Debbie Arrington

How will gardeners remember 2017?

The award-winning Mad Hatter pepper has a unique look as well as excellent sweet-hot flavor.
The award-winning Mad Hatter pepper has a unique look as well as excellent sweet-hot flavor. Sacramento Bee

White sunflowers and super zucchini, “chocolate” cherry tomatoes and hat-shaped peppers, fast-growing microgreens and crazy colored camellias; that was the garden year that was.

What will we gardeners remember about 2017? In Sacramento, it was full of challenges. So much rain after years of drought, then ill-timed heat spikes killed many a seedling or caused usually reliable vegetables to fail. But the plants that survived – and thrived – through these unusual conditions impressed and earned future spots in our garden beds.

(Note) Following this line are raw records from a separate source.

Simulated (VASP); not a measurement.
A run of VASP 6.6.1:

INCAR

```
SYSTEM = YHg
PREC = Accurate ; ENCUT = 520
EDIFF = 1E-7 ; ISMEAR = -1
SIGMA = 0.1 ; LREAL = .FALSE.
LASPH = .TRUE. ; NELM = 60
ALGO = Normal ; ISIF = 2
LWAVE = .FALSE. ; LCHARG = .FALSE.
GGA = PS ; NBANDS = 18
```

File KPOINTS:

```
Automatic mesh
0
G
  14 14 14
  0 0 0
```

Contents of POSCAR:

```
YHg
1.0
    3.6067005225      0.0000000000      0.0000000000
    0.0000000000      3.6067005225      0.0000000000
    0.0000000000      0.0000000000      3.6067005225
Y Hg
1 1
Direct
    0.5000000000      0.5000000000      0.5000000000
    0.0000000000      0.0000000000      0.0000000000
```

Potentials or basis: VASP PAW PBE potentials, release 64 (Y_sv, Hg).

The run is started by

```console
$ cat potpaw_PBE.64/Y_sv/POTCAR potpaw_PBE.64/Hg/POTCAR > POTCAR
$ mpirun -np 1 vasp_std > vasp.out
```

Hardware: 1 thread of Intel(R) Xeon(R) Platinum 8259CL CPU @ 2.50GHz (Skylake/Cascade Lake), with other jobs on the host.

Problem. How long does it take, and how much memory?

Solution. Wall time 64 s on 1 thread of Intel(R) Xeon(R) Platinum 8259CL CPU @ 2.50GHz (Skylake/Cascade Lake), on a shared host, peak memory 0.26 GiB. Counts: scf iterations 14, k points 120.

As we close the notebook on another year, we gardeners can look back and evaluate our personal results. Not everything worked out as planned; for example, three of my trial tomato plants bore a total of four tomatoes. Four of my test blueberry bushes succumbed to triple-digit heat.

But others made up for those duds. My faith in Early Girl tomatoes as the go-to Sacramento producer was once again renewed. (I harvested ripe fruit before July Fourth and during Christmas week from the same vine, with many tomatoes in between.) A volunteer tomatillo plant provided enough salsa verde for scores of enchiladas. Indoors (and under lights), baby chard and other microgreens grew into almost-instant salads, proving that tiny veggies can offer super-quick returns.

Blue Frills stokesia – a large, intensely blue aster cousin introduced by Must Have Perennials – was my surprise garden star. It seemed to be always in bloom from June to November. Another knockout was totally unexpected; a huge tree mallow – a Mediterranean cousin of hibiscus and hollyhock – sprouted out of nowhere in my vegetable bed, much to the delight of bees.

Several new introductions caught the eye (or tempted tastebuds). Woodland’s Mr. Sunflower – hybridizer Tom Heaton – got us excited about the first pure white sunflowers (his trademarked ProCut White Nite and ProCut White Lite), which will be coming to market soon. Meanwhile, Tom Nuccio of Nuccio’s Nurseries showed us how old-fashioned camellias can be new and exciting garden shrubs.

At the national vegetable seed trials in Yolo County, Chocolate Sprinkles – a brown-striped cherry tomato – was the pick of the patch for its attractive appearance and flavor. PanAmerican Seed’s Midnight Snack, a 2017 All-America Selection, demonstrated that dark purple tomatoes can taste as good as they look. Another 2017 All-America Selection, cap-shaped Mad Hatter, created a whole new look for hot-sweet peppers.

Dale Creasey’s accidental hybrid zucchini reminded us that gardeners like to grow new things – even giant zucchini! – and share it with others, including those in need. The Fair Oaks retiree has had more than 500 requests for his high-yielding, fast-growing zucchini seed.

Will 2018 be boom or bust, drought or deluge? That’s yet to come. But I know I can’t wait to dig in and plant something new.